Still, regime continuity should not be confused with regime strength. The appointment of Mojtaba Khamenei ensured institutional survival, but it also dramatized the narrowing of the Islamic Republic. A system founded in opposition to hereditary monarchy responded to the assassination of its leader by transferring power to his son, under the evident sponsorship of the Guards. What appeared externally as resilience may come to be understood internally as something less flattering: the transformation of a revolutionary republic into a protected family-security enterprise.
Iran also lost one of the central assets of its regional strategy: the presumption that war could be kept away from Iranian soil. For decades, Tehran invested heavily in Hezbollah, Iraqi militias, the Houthis, and other armed partners partly to make a direct attack on Iran seem prohibitively costly. The purpose was not only to threaten Israel, U.S. forces, and Arab neighbors; it was to create strategic depth behind which Iran itself would remain insulated.
That insulation has been broken. Iran was attacked directly and deeply. Its leader was killed. Its military and political infrastructure proved penetrable. Its allies were not irrelevant: They widened the confrontation, imposed costs, and contributed to regional instability. But they did not prevent the attack on Iran itself, nor did they impose a price sufficient to halt it. The proxy network delivered disruption, not immunity. For a regime that justified immense regional spending as the price of keeping war far from Iran’s borders, this is a severe strategic failure.
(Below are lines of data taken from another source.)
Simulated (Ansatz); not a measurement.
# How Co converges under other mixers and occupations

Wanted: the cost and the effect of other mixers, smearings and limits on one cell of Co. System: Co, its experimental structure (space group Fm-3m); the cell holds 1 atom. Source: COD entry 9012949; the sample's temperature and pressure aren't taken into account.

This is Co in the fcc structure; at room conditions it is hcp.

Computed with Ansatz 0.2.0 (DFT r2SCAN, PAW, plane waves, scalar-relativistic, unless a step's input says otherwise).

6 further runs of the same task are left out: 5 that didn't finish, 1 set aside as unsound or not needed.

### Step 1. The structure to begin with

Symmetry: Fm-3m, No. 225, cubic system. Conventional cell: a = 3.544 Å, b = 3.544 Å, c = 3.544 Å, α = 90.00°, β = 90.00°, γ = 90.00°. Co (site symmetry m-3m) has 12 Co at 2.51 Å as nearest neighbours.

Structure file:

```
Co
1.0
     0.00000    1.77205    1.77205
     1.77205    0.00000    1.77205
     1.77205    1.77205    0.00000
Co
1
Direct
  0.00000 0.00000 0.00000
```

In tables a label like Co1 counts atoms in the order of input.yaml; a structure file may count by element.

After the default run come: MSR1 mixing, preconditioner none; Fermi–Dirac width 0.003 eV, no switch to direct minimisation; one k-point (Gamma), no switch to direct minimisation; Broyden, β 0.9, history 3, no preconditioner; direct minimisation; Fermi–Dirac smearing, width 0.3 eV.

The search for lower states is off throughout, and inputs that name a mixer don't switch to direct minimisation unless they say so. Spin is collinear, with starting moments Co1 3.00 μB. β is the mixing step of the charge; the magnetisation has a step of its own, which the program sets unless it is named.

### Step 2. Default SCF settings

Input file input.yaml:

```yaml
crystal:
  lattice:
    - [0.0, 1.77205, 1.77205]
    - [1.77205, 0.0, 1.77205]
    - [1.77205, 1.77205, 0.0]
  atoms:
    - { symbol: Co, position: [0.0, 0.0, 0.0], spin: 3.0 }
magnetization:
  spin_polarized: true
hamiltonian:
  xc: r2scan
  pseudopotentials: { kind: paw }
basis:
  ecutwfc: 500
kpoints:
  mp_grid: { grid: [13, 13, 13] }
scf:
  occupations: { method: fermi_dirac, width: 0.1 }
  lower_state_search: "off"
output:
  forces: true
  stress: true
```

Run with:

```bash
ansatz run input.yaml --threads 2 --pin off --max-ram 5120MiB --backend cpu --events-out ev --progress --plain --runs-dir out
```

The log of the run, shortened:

The Strait of Hormuz demonstrated both Iran’s residual power and its limits. Tehran did not suddenly discover this lever during the war; the threat to maritime traffic had always been available. What changed was its willingness, under extreme pressure, to use it on a scale that disrupted global energy supplies. In doing so, Iran showed that even a damaged regime could inflict pain far beyond its borders. It also appears to have forced Washington to seek a negotiated reopening rather than rely solely on military action.
Yet Hormuz was not a cost-free triumph. Restricting the strait deepened Iran’s isolation, damaged the interests of neighboring states, and provided the United States with justification for its own blockade of Iranian ports. Iran reached the negotiating table not because it had found a magic weapon but because the weapon had reached the point of diminishing returns. It could make the war costly for others; it could not turn the war into an Iranian victory.
Now comes the harder task. Sanctions relief, if it becomes part of a final agreement, could give Iran’s economy a short-term lift. Greater oil exports, access to frozen assets, and easier commercial transactions might stabilize the currency, improve state finances, and allow the new leadership to present itself as having secured economic relief without surrender. For a regime emerging from war and succession, that breathing space matters.
But relief is also politically dangerous. Sanctions have long served the Islamic Republic as more than an economic burden: They have been its most convenient explanation for failure. They allowed rulers to blame foreign enemies for inflation, unemployment, declining living standards, and the erosion of everyday life. Sanctions have certainly damaged Iran. But they have also helped conceal the damage produced by the regime itself: corruption, patronage, opaque foundations, Revolutionary Guard-linked enterprises, wasted resources, and an economy organized around political loyalty rather than public welfare.
A postwar Iranian government will therefore face a delicate contradiction. It must generate enough visible economic improvement to calm a battered society, reward its supporters, and finance the institutions that protect it. But it must avoid raising expectations so quickly that citizens begin to ask why sanctions relief has not translated into ordinary prosperity. Once the external excuse weakens, accountability moves inward. Iranians may begin asking not what Washington did to their economy but what their own rulers—those still alive and who inherited the institutions they built—did with the country’s wealth.
This is precisely where the regime’s greatest vulnerability lies. During an external attack, many Iranians who despise the Islamic Republic will hesitate to rise against it. War produces fear, patriotism, and a natural refusal to be seen as assisting foreign bombardment. It also gives the security apparatus a pretext to arrest opponents and hunt for alleged spies. But that enforced silence should not be mistaken for renewed legitimacy. Once the bombs stop falling, once the patriotic emergency fades and economic promises encounter the realities of a corrupt political order, the old grievances can return with greater force.
Iran has therefore emerged from the war with neither victory nor defeat. It lost its old leader, its claim to strategic immunity, and much of the credibility of its proxy doctrine. It retained control of the country, preserved the regime, and demonstrated enough coercive and economic leverage to compel negotiations.
But survival has only postponed the deeper reckoning. The Islamic Republic’s next challenge is no longer merely to withstand U.S. and Israeli pressure. It is to persuade its own citizens that, after all the bloodshed, sacrifice, and promised relief, the same system that led Iran into disaster can somehow be trusted to rebuild it. That may prove harder than surviving the war itself.